Frederick G. Gardiner, Metro's First and Greatest Chairman
by Tim G.

This page is a tribute to Frederick G. Gardiner, Metro's first and greatest chairman.  There is a great deal of talk about Metro, amalgamation, and the upcoming Megacity.  Mike Harris' Bill 103, the City of Toronto Act, is a realization of a dream for many, including Big Daddy, as Gardiner was affectionately called.

Today's main opponents of amalgamation are the mayors and former mayors of Metro.  These so called leaders' vision, charisma, intelligence, dedication, fortitude, and leadership all pale in comparison to a man that seemingly single-handedly made Toronto what it is today.

Times may have changed from the great building days of 1950s and 1960s, but Metro has never seen a greater era. It was during this time that Gardiner conceived and built the great roads, like the Don Valley Parkway and Gardiner Expressway, the great water systems, including sewage treatment plants, the great transit system, and the large scale social housing projects. It was in 1953 that Metro was born, an achievement of the Tory Frost government, a federation to oversee the expansion of the City of Toronto and its surrounding towns. Gardiner was appointed and later elected to run this new Metro, and its success is due in tremendous part to Gardiner's ferocious tenacity, intelligence, and Protestant work ethic. Gardiner did more in 8 years than subsequent Chairmen and councillours have done in 36 years. Why? The reason is leaders today have no vision, and Metro wasn't amalgamated when it needed to be in 1967. This fatal error, rubber stamped by an expensive, made-in-Canada Royal Commission, caused Metro's borders to freeze, thus preventing it from growing and capturing the sprawling growth that has since taken place.

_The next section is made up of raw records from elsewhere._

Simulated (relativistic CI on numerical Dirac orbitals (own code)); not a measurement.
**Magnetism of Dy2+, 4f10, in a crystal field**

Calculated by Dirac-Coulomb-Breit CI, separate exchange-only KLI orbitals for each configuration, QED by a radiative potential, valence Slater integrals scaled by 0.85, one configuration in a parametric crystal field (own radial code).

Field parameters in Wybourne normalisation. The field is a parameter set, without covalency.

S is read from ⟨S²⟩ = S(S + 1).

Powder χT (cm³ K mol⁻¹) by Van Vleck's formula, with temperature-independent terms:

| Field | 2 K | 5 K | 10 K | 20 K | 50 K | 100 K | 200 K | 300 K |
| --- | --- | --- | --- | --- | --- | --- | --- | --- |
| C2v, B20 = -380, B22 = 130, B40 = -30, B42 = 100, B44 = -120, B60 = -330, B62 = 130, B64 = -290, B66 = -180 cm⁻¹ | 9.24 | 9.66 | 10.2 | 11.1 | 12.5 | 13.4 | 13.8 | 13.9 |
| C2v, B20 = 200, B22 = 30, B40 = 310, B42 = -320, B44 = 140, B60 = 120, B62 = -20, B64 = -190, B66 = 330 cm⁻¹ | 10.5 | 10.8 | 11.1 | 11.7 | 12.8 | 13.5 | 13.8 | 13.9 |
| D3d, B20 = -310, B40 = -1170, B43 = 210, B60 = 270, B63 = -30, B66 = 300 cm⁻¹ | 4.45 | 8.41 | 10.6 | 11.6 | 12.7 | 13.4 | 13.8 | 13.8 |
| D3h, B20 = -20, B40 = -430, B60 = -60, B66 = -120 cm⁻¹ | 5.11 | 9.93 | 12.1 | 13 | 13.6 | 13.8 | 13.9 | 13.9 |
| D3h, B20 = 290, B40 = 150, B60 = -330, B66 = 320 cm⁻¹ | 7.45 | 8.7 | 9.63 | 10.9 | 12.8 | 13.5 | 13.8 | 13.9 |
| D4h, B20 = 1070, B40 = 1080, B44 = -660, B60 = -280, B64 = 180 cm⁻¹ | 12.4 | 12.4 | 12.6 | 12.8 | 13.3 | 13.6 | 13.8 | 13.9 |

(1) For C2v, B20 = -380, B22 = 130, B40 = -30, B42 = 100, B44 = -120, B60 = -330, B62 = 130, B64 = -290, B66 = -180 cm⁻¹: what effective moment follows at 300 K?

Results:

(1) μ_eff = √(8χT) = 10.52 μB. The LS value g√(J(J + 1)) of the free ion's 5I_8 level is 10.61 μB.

Instead, we have impoverished inner cities, namely York and East York, an introverted inner City of Toronto, a rapidly decaying Etobicoke and Scarborough, both huge losers to Mississauga and Markham respectively, and a tale of two cities in North York -- East of Bathurst and West of Bathurst (rich and poor).

From the time Gardiner retired from Metro to today, relatively little has been accomplished. Metro has become bigger, more bureaucratic, more bankrupt, perhaps more democratic, and achieved substantially less than was envisioned by Big Daddy. No new major roads have been built, the subway has been extended into no-where, no major infrastructure has been constructed. Metro has actually been stagnating, bleeding outward towards the now prosperous outer regions. Its internal boroughs have turned into cities, who busy themselves with their own local interests, fighting Metro, fighting each other, fighting the province, and fighting the outer regions' magnetic pull. They've fought development, fought tax reform, fought cars and trucks, driven out industry, funded large rocks in parks and fringe theatre groups, and generally squandered a glorious opportunity to make Metro a giant. Metro needed to be one in 1967, so it could move beyond its external boundaries and properly manage and integrate the surrounding areas. Instead, these areas are merely joined at the hip, leaches sucking out the life of a now-dying Metro. Transit isn't integrated, taxes aren't integrated, and these outer cities themselves now have regional governments that conflict with each other.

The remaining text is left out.